An important topic of discussion at each of these meetings was homeland security, counterterrorism measures, and what our community can contribute to the efforts. In the course of the week, we heard about plans for several workshops being organized to identify potential contributions from science in general, and mathematics in particular. One such workshop is scheduled for the end of November at Los Alamos National Laboratory; BMS hopes to conduct a study and issue a report on the subject in the spring. SIAM's CSP resolved to develop a short white paper that outlines ways in which computational and applied mathematicians can contribute to this cause, drawing on the results of workshops and the expertise of SIAM members.

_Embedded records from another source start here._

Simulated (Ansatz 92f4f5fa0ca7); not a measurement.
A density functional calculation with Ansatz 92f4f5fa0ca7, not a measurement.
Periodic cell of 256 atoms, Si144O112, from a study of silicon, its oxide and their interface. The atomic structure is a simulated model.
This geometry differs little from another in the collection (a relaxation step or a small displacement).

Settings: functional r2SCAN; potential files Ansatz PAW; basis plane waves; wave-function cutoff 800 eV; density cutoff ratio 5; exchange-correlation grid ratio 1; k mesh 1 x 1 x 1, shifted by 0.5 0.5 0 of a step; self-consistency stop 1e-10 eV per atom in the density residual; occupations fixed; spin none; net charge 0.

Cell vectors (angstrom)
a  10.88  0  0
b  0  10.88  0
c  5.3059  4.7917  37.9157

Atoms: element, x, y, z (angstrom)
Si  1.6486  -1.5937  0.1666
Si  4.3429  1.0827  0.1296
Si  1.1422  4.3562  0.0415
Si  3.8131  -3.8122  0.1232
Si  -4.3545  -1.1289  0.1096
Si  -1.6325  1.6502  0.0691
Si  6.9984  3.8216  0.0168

These are all important steps. It is at times like this that we should step forward as a community to contribute to society's needs. A significant block of federal funding is likely to be allocated for these issues in the next few years. Identifying the most effective contributions our community can make is one way in which SIAM can help policymakers distribute the funds wisely, and should open up new areas of research across the breadth of the mathematical sciences.

At the same time, SIAM should continue to remind policymakers that it is the technological and scientific infrastructure, and long-term basic research in particular, that lead to economic strength and security. This is not a time to cut funding for basic and applied research; rather, it is a time that demonstrates more clearly than ever why research, basic and applied, is so very important. Cuts in research funding now would diminish the future quality of life in unforeseeable ways.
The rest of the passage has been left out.